So out my stash of little gray metal boxes came, and I began checking their VSWRs for a down-‘n’-dirty pre-Field Day check-a-roo…

I don’t love the VSWR trace of this 6M filter, but it will probably suffice for Field Day, where I plan on setting up a 6M 4-element beam, and operating largely on FT8 to try to intercept the “Alpha” stations that are trying to rack up the “Free VHF station” points. That, and when else do I get to put up my 6M yagi???? FT8 is operated on 50.313 MHz which should have a VSWR under 1.2.

These Array Solutions elliptic filters have a beautiful looking VSWR. I really wish I had spent my ham bucks acquiring a full set of these. Apparently Array Solutions is not making them anymore, but a company called Hamation is? Oh, and for anyone not familiar with the RigExpert Antenna Analyzer (1-port VNA), the blue portion of the display indicates the ham band with frequency along the horizontal access and VSWR on the vertical access. Keep in mind that the VSWR we want is as close to 1 as possible!

Now 12M is a WARC band of course, meaning you cannot use it for contesting. In general, it is second only to 60M as my least used band. But, boy, that band pass filter looks great!

I expect 15M to be hopping on Field Day. I am glad this filter looks good.

Another WARC band, i.e. Field Day no-go… But a good looking filter!

Now 20M. Let’s just say I am not at all happy with this filter. Granted, it has probably been heavily abused over its several years now with me. Dunestar has gone out of business since August of 2023. Their original owner became a silent key right around the time that I purchased this set. I decided to try out Morgan Systems Surestop bandpass filters for 20M and 40M for this year’s Field Day. You’ll notice the 40M filter looks reasonable, but when actually under use, the VSWR seen at the transceiver is often high. And we can’t be without a highly functional 20M and 40M stations when it comes to Field Day operations. We will see how the Surestop filters behave…

The 30M filter looks superb! Of course, there is no operating 30M on Field Day.

The 40M filter looks a bit janky. Technically, it should function okay. But like I mentioned, this filter often creates a high SWR at the transceiver. I have a replacement here for it now.

Ugghh. The 80M filter is downright scary looking. I probably should have replaced it when I had a chance.

The top band filter isn’t great. What else can I say? I am not sure I ever even used this filter on 160M. I do think I will slowly start replacing my filters with one of the other manufacturers with time. Although I am grateful to have been able to get a set of Dunestar filters, especially since they provided a boatload of good multi-operator experiences over the years, the older and wiser me wishes I had put my money elsewhere.

Here are the “guts” of one of the Array Solutions 3rd order elliptic filters. Note the interesting use of a hot glue like substance to hold the windings in place, the beefy size of the enameled wire, and the use of ceramic capacitors. Silver-Mica capacitors are often recommended for use in band pass filters

…and a representative schematic from this excellent LC Filter Design calculator by Marki Microwave…

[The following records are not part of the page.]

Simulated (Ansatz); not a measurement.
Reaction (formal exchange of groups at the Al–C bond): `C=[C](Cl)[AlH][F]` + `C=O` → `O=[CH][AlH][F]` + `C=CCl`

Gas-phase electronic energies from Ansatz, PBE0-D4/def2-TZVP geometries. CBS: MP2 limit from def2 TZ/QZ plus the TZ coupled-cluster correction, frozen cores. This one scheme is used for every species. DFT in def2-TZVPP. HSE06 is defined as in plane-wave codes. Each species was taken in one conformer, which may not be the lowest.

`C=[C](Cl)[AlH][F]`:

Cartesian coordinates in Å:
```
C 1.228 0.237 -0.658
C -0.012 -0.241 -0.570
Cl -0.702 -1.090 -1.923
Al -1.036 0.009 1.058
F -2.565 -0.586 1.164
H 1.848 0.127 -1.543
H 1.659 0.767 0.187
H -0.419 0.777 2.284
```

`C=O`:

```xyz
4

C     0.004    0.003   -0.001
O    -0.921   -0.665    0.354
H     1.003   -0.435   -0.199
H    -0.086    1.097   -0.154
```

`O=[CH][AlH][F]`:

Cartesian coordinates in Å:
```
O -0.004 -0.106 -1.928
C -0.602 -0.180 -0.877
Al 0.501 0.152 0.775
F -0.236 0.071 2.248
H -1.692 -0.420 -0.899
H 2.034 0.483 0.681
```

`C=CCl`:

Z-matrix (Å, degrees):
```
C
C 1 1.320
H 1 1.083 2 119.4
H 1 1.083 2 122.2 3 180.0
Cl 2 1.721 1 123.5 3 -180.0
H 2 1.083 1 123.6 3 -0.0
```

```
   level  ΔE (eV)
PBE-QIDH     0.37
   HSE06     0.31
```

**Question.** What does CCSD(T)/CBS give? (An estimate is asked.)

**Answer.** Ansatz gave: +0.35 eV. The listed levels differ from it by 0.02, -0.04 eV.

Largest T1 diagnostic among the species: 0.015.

Now we can contrast the design and construction of the Array Solutions band pass filter with the 2nd order Dunestar bandpass filter (below). This design consists of two airwound coils and capacitors mirroring and shielded from each other on the input and output side.

Every time I get around to thinking about, testing, and opening up my band pass filters, I can’t help but think: It would be so much better to make these myself. For some reason, this does not seem to be an area that has been overly tackled by hams. In fact, there is really only one prevailing design by Lew Gordon K4VX, a 3rd order Butterworth filter, that is well-described and seems easy-ish to reproduce by the average everyday ham (i.e., one that does not design RF products for a living). The W3NQN band pass filter design article is a much more complex document to follow.

I have dabbled in making band pass filters before, but have found myself hindered by the testing process. I since learned to use the “low Z” setting of my oscilloscope. So, once I again, I found myself constructing an ugly little device, this time a low-power 160M version of K4VX’s Butterworth filter. The schematic, construction, and component values are all documented in the article. This is nothing more than a capacitor (~4000 pF) and inductor (~2.2 µH) connected in parallel on the left hand side as well as a capacitor (~4000 pF) and inductor (~2.2 µH) connected in parallel on the right hand side, with another capacitor (~400 pF) and inductor (22 µH) in series in the middle connecting the two sides. I just soldered everything together and attached it across VHF connectors.

And although the Marki Microwave design tool proposes different capacitor and inductor values for its version of the 160M 3rd order Butterworth band pass filter, you can still get an idea of what the schematic, and scatter plot parameters (insertion loss and return loss) of the filter should look like.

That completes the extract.